Dynamic Typing in Python
Exploring How Object References Work in Python
If you have a background in languages such as Java, C or C++ which are compiled or statically typed, you might find the way that Python works a bit confusing. For instance, when we assign a value to a variable (say a = 1 ), how the heck does Python know that variable a is an integer?
The Dynamic Typing model
In statically-typed languages the variables’ types are determined at compile-time. In most languages that support this static typing model, programmers must specify the type of each variable. For example, if you want to define an integer variable in Java, you will have to explicitly specify it in the definition.
# Java Example
int a = 1;
int b;
b = 0;
On the other hand, types in Python are determined during run-time as opposed to compile-time and thus programmers are not required to declare variables before using them in the code.
Technically, a variable (also known as a name in Python) is created when it is assigned a value for the first time in the code. This means that a variable must first be assigned a value (i.e. a reference to an object in memory) before it is referenced in the code otherwise an error will be reported. And as mentioned earlier, the variable assignment never comes with a type definition since the type is stored with objects and not with variables/names. Every time a variable is identified, it automatically gets replaced with the object in memory it references.
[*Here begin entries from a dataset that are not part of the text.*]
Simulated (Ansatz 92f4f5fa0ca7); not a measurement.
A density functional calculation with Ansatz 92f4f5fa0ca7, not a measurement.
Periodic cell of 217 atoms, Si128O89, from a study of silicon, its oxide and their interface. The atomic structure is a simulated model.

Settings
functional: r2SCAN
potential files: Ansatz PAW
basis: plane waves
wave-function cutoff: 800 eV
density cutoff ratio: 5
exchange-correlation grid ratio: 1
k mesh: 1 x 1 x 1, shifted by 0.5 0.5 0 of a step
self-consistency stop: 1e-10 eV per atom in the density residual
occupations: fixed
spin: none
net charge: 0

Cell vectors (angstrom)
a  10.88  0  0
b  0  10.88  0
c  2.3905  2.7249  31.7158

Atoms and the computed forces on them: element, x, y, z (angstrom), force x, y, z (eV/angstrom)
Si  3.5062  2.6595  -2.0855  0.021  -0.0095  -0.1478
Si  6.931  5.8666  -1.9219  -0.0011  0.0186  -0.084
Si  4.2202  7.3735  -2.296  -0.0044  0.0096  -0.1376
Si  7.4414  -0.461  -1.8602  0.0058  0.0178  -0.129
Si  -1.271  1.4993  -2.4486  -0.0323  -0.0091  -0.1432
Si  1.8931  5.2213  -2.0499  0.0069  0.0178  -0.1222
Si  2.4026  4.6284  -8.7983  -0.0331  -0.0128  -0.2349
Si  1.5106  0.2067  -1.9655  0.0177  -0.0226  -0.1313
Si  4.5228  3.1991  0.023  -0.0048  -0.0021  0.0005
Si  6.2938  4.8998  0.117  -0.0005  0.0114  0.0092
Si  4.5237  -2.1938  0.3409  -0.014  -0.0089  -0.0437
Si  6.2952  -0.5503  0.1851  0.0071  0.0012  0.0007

Relationship between objects, variables and references
To sum up, every time we assign variables Python undertakes the three following steps:
- Create an object in memory that holds the value
- If the variable name does not already exist in the namespace, go ahead and create it
- Assign the reference to the object (in memory) to the variable
A variable, is a symbolic name in a system table that holds links (i.e. references) to objects. In other words, references are pointers from variables to objects. In Python though, variables do not have a type. Therefore, it is possible to assign objects of different type to the same variable name, as shown below.
a = 1
a = 'Hello World'
a = False
In the first line, variable a is being assigned with the reference to the integer object with value 1 . Likewise, the second line changes the reference of variable a to a different object of type string while the last line changes the reference so that a now points to a boolean object.
When we refer to objects we actually mean a piece of allocated memory that is capable of representing the value we wish. This value can be an integer, a string or of any other type. Apart from the value, objects also come with a couple of header fields. These fields include the type of the object as well as its reference counter which is used by the Garbage Collector to determine whether it is fine to reclaim the memory of unused objects. And since Python objects are capable of knowing their own type, variables don’t have to remember this piece of information.
Shared references
In Python, it is possible for multiple variables to reference the same object. This behaviour is called a shared reference. For example, consider the code below
a = 1
b = a
Initially, Python creates an integer object with value 1 and it then creates the variable with name a and finally the reference that points to the integer object in memory is assigned to the variable.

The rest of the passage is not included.